1882 Tea Gown, Part IV: Lace Center Panel

After stitching together the body of the tea gown, it was time for the center panel. I cut my center panel lining out of my favorite ivory cotton sateen (I bought 12 yards of it a while back and it’s perfect for this kind of thing). It was actually cut in two pieces with an extremely large seam allowance in the center, just in case I need to let the gown out in the future. I hemmed the top and bottom edges with a narrow hem.

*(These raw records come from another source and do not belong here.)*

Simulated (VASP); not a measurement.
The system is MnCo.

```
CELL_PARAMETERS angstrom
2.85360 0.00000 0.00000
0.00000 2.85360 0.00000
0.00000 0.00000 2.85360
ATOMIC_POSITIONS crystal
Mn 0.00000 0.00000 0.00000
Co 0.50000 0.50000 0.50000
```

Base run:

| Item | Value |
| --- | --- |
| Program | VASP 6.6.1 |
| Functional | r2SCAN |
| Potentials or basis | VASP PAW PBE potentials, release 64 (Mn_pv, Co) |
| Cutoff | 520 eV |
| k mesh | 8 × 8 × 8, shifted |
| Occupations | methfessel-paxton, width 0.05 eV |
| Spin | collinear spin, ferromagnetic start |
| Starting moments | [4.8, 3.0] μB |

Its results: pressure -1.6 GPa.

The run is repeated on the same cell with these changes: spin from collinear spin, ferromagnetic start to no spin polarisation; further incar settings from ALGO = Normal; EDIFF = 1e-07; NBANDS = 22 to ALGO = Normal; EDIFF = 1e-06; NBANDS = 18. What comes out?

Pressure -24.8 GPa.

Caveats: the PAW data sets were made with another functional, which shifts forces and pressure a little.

I cut the bodice and skirt sections of lace separately, figuring that I’d want a lot more fullness in the skirt. Then I ran a line of hand-stitched gathering stitches along the top and bottom of the bodice section, then at the top of the skirt section. I laid the panels wrong side up over the cotton lining, set my hems so the border matched up at the bottom and top, then drew the gathering threads up until they matched the dimensions of the lining at the neck and waist. I hand-basted the top and bottom lace pieces together through the gathers at the waistline, then trimmed the excess.

teagown-lace-panel

I thought about simply stitching up both sides and turning the whole thing right-side out so I’d have two finished edges to attach to my tea gown. But then I decided that I’d prefer to minimize bulk in my seams, so instead I only stitched one side before removing all of the pins and flipping the layers to the correct side. Then I topstitched down both sides– the side where the closures will be is now clean-finished, and the side that will be attached to the tea gown has raw edges (but no extra layers from seam allowances).

I machine-stitched over the neckline and waistline to hold the gathers in place, leaving the very top and bottom edges loose.

I had a little trouble when it came to attaching the panel to the front edge of the gown– I’d neglected to realize that the gathers (which were pretty vertical) wouldn’t necessarily work with the curved/angled edges of the gown opening. It took a little wrangling to make it look right, which basically rendered all of my earlier careful mockup fitting and seam-shaping useless. Oh well. I basted the panel to one side of the gown, right sides together, catching all those raw edges. It looked pretty good.

teagown-pinned

However, I realized that it would be best to attach the facings to the gown at the same time so I’d be able to use a single seam. But before that, I’d need to attach the collar. See how it worked in the next post!

Note: I realized too late that I made an error in the gathering process for the skirt portion of the lace. I gathered the entire width of the lace to the narrowest part of the waistline, when what I should’ve done was gather it more to the width of the widest part of the hem. When gathered to the waist the folds fell straight down, leaving flat spots at the sides of the skirt that had to be fiddled with when I attached the center panel to the main body. If I’d gathered to the width of the hem (cutting off the excess after stitching all around) I’d have been able to preserve the folds all across the skirt panel, which would’ve looked like a full underskirt. See the difference?

teagown-fold-sketch

Luckily the visible lace section is relatively narrow so it’s hard to tell exactly where the folds are, and there’s enough extra fabric to disguise the issue, but I’m still annoyed at myself for not catching that.

 

5 thoughts on “1882 Tea Gown, Part IV: Lace Center Panel

  1. I know this is late in the process but I just discovered your blog. I own an exactant 1880s tea gown that has the lace panel front if you would be interested in photos of the interior.